BigQuery: Monitor Query Costs via INFORMATION_SCHEMA

Rate me:

0.00/5 (No votes)

2 May 2022MIT2 min read

Debugging BigQuery usage

In this post, we look at how to investigate or "debug" the BigQuery usage.

This article appeared first on https://www.pascallandau.com/ at BigQuery: Monitor Query Costs via INFORMATION_SCHEMA.

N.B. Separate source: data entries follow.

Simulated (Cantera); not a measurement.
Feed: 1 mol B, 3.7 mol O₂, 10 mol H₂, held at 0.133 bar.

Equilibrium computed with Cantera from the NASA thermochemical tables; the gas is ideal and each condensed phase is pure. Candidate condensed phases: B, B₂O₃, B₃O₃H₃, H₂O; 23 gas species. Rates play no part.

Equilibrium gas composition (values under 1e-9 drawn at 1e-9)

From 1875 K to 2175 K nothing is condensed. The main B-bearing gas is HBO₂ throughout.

Cost monitoring in Google BigQuery can be a difficult task, especially within a growing organization and lots of (independent) stakeholders that have access to the data. If your organization is not using reserved slots (flat-rate pricing) but is billed by the number of bytes processed (on-demand pricing), costs can get quickly out of hand, and we need the means to investigate or "debug" the BigQuery usage in order to understand:

who ran queries with a high cost
what were the exact queries
when did those queries run (and are they maybe even running regularly)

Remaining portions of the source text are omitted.